Sud Aviation SA318C Alouette 2

Sud Aviation SA318C Alouette 2 A-41

Registration: A-41
Country of origin: France
Built: Marignane, France, 1967
Manufacturer: SuD Aviation
Constructor's Number: 1958
Engine: One 860shp Turbomeca Astazou IIA turboshaft engine

Type: 5 seat light transport helicopter

Note: The first turbine-engined helicopter to enter production and built in various configurations. The SA315B Lama version holds the World altitude record for helicopters at 12,442m (40,820 ft). This SA318C version was operated by the Belgian Army.

Details: Originally developed as a four seat piston-engined helicopter, the Alouette 1 first flew in 1953 but was soon completely redesigned to take advantage of the new turboshaft engine. Pioneered by Joseph Szydlowski, founder of the French company Turbomeca, his new 360shp Artouste engine took advantage of the jet engine principle, adding a shaft to the basic concept to drive the helicopter rotor system.

As the SE130 Alouette 2, the new helicopter first flew on 12 of March 1955 and in 1956 became the first turbine-powered helicopter in the world to enter production. Almost immediately one of the first aircraft carried out the world's first high altitude mountain rescue, evacuating the victim of a heat attack from a 4,000m high plateau in the French Alps on 3rd July 1956

The extra performance available revolutionised the use of the helicopter, particularly in hot countries and mountainous regions and versions of the Alouette 2 were soon setting world records, including an initial altitude record in 1958 of 10,984m (36,131ft).

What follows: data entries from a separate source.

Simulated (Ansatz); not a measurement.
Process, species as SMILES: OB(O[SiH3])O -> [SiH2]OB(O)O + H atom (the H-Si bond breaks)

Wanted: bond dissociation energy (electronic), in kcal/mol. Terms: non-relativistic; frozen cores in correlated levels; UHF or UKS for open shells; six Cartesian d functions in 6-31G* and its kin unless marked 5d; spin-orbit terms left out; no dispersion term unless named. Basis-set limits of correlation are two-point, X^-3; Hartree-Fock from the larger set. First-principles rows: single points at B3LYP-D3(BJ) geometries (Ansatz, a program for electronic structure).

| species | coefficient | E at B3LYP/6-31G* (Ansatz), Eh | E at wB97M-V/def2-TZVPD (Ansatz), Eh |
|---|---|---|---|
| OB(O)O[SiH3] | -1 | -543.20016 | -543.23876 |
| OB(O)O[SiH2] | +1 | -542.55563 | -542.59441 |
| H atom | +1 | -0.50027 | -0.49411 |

In 1972 one variant, the SA315B Lama, established a new aboslute altitude record for helicopters of 12,442m (40,820ft) on 21st June 1972. The official record still stands today

In 1961 the SA3180 (later SA318C) variant was introduced with the more powerful Astazou engine and the type continued to be manufactured until 1975. 1324 Alouette 2s were built over the 20 years it was in production. The aircraft on display is an SA318C, built in 1967 and previously operated by the Belgian Army in the reconnaissance, communications, medivac and training role. It was delivered to the Museum on 19th February 2008.